Op-Ed: Fast, Reliable, and Publicly Managed Internet is Coming to Jefferson County

Op-Ed: Fast, Reliable, and Publicly Managed Internet is Coming to Jefferson County

[caption id align="alignnone" width="1344"]

  Illustration by Nhatt Nichols

Illustration by Nhatt Nichols  [/caption]

By Will O’Donnell, Broadband and Communications Director at Jefferson County PUD

For the last few years, I've been putting most of my energy into creating a publicly owned fiber optic network that will reach rural residents in Jefferson County. It's been a big lift, and to date, Jefferson County Pud #1 has secured more than $55M to make it happen. While planning and funding efforts have been ongoing since 2021, construction finally began this spring. Since then, our contractors have installed over 100 miles of fiber, starting at the northern base of Mt Walker and running up to Gardiner and Chimacum. We've brought fiber to the outside wall of almost 500 homes. Next week we begin bringing that fiber inside the home. From here forward, we plan to start connecting 30-50 homes per week with internet service that will far surpass what is available to residents of most major metro areas.

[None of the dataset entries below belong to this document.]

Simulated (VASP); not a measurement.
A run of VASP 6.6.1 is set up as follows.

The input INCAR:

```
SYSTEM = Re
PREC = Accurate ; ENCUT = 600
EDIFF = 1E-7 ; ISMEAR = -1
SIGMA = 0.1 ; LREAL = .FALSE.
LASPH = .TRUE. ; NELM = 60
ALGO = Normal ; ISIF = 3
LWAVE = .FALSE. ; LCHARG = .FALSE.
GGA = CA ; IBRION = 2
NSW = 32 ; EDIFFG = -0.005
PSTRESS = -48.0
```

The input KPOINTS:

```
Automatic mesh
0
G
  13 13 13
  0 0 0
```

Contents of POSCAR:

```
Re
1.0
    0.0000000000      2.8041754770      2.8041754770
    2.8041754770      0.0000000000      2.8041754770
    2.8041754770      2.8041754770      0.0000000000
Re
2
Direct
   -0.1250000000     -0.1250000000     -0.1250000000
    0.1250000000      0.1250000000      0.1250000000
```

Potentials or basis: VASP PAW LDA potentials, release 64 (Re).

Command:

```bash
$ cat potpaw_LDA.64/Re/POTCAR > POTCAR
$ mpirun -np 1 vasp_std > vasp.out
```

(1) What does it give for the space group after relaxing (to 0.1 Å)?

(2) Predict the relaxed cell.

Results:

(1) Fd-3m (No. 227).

The work to build fiber to our rural residents will continue over the next four years. In that time, we expect to connect to over 4,000 homes and businesses and will install over 500 miles of fiber. This is the largest expansion of a utility service in our county in many years and reminiscent in many ways of the rural electrification push in the 30s and 40s. Electricity was available at the time, but only to areas where convenient, and often at high prices and with low reliability. We are in a similar situation today. While high-ish speed internet is available in the denser areas of our county, outside of those zones, our residents and business owners are piecing together connectivity solutions through multiple providers that, even in sum, don't always get the job done.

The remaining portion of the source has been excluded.